The 102 was a star in a few motion pictures. Midnight Run is the only one I can remember. There were a lot Ham-related programs written for it. http://www.qrz.com/iB_html/non-cgi/emoticons/wink.gif

KG6YTZ
09-17-2005, 12:16 AM
I wouldn't mind having one of those little goodies myself, but I think I've already mentioned that in this thread. I can think of a few radio-related quick-and-dirties I could program into one of those things [once I re-learned TRS BASIC, that is]. SWR calculator, dipole calculator, Bearcat 101 code generator...
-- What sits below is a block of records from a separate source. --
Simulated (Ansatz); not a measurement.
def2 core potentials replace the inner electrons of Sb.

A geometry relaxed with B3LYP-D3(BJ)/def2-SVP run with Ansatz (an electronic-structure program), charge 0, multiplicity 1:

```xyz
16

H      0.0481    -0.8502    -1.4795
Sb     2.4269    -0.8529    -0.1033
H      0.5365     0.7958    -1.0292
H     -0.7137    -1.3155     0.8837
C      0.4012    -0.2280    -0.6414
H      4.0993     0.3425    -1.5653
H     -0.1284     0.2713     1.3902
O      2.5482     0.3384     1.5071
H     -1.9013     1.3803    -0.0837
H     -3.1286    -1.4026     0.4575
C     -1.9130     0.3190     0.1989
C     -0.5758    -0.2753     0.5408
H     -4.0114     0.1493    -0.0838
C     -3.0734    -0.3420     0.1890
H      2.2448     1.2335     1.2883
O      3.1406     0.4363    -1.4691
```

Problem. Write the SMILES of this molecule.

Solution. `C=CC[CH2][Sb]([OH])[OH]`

An old friend of mine used to have a Model 100 before leukemia got him a couple of years ago. I wish I could have "inherited" that thing, but he had already given it to someone else. Oh, well. He also had an early XT clone laptop. I keep thinking it was an Amstrad, but that's not right... {shrug}

KI4LFG
09-17-2005, 04:59 AM
I was looking inside one of a PC with an 8088 in it, still powered up but was unable to verify that it loaded because I don't have a monochrome monitor.

KG6YTZ
09-17-2005, 08:15 AM
I wouldn't think that a card and monitor for CGA - or, even better, EGA - would be all that expensive. #I just checked eBay and saw a new, still-wrapped EGA card currently at $4.95 and an "EGA COLOR MONITOR SAMSUNG NO RESERVE MONITER MONETER" [seller hedging his bets in case people can't spell monitor? http://www.qrz.com/iB_html/non-cgi/emoticons/biggrin.gif] currently at $36.

Addendum: Apparently, that particular auction is for a monitor and a card.

Although certainly not as good as even basic first-generation VGA, EGA was still a vast improvement over CGA. #I was VERY happy when I replaced my CGA with EGA in my old doorstop... I mean DESKTOP. http://www.qrz.com/iB_html/non-cgi/emoticons/smile.gif #[And, of course, even 640x480x256 VGA was better still.]

KC0KBH
09-18-2005, 05:04 PM
I got a samsung 15" flat panel for free. The backlight inverter went out. Turns out a regulator wasn't even soldered in. 5 min later I had it working.

KD5NCO
09-18-2005, 05:33 PM
Took me a while to figure that this is a new thread (I could not understand why my original post was not included)

I have a Timex Sinclare, Vic 20 , Commodor 64 all still work but those just barely qualify as PCs.

My oldest PC is a home brew 8088 4.77mhz with 768K of very slow RAM (but very expensive at the time) the Hard drive is from Seagate in 1983 cost $532 for a whooping 5 Mb space formated for RLL (run length limited) encoding.

The MODEM is an acoustically coupled bell103 standard at 300baud that also cost a small fortune back then.

Any guess who made the MODEM?

I got it for $129.95 from 921 Louisville rd, Starkville MS 39759 according to my receipt from MFJ Enterprises Inc.

kd4wuo
09-18-2005, 06:23 PM
I just took a TRS-80 to the dump this weekend...

WA2CWA
09-18-2005, 06:45 PM
Still playing with my HP-150, single floppy machine, with optional external 20 Meg hard drive and optional external dual floppy box. Cool green print and also has a touch screen. Vintage 83/84. Still runs DOS 3.2.

Pete, wa2cwa

http://www.columbia.edu/acis/history/hp150.jpg

WA9SVD
09-19-2005, 07:01 PM
Gonna hafta use VisiCalc to keep track of all these replies...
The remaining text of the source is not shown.